Messaging app LINE has really taken off in the last six months, a fact highlighted Tuesday when the company announced its global user base had crossed the 200 million mark.
The cross-platform messaging app is similar to the likes of Viber and WhatsApp, allowing users to communicate through text messages as well as video and voice communications. The Korean-owned Japan-based company also markets a number of in-app and standalone games.
Tuesday’s announcement means LINE has doubled its user base in the space of just six months, an achievement which owes much to its determined expansion in south-east Asia and Latin America, and helped by the fact that it’s available across all the major mobile platforms. The free app, which made its name in Japan after launching in 2011, is proving popular in Spain and India too.
In the US, however, it currently sits outside the top 200 in the iOS All Categories app chart, though among social networking apps it’s currently at number 27. In the same category for top grossing apps, it’s doing even better, positioned in 11th place.
Rapid growth in the States could be just around the corner, however, with the opening earlier this year of a LINE office in Los Angeles headed up by Jeanie Han, a former business development executive at Paramount Pictures.
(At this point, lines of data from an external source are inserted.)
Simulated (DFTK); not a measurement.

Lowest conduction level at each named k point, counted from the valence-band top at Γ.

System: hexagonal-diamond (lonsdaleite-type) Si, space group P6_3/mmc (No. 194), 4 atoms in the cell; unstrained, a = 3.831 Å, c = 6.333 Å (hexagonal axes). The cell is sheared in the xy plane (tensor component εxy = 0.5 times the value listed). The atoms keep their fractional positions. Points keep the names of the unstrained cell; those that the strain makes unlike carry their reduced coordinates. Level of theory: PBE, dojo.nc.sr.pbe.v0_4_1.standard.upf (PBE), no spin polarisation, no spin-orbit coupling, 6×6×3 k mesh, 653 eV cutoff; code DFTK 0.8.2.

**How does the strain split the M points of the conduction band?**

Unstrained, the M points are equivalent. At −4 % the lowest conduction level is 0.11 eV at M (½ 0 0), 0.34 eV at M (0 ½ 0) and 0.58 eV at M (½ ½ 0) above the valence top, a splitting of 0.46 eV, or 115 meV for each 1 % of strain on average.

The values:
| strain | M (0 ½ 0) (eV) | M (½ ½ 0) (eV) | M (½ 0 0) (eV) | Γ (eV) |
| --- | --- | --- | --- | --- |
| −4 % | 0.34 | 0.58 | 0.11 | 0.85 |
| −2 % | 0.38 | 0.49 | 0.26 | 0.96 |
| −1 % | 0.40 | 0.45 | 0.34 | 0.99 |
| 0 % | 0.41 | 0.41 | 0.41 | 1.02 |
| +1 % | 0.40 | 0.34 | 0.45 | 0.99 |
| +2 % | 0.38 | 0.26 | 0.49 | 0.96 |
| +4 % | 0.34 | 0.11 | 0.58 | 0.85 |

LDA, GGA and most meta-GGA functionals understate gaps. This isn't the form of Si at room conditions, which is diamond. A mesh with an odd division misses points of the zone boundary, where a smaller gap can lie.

“We’ve been so successful in Asia and now we need to go outside,” Han told Forbes’ Parmy Olsen in an interview recently.
Stickers
The free app generated revenue of $58 million in the first quarter of this year, with half its income coming from in-app game sales and 30 percent from sales of digital stickers, a popular feature of the app among users in Asia.
Part of Han’s challenge is to persuade the US market that the stickers, of which there are currently around 8,000, are worth forking out for. She says that in some countries the stickers are used in messages more than words.
“Now instead of typing they use stickers,” she told Olsen. “There are so many that it replaces words, so you don’t need to even type anymore.” She even claims that many LINE fans use the stickers to make up more quickly after a quarrel because they offer so many different ways to say sorry.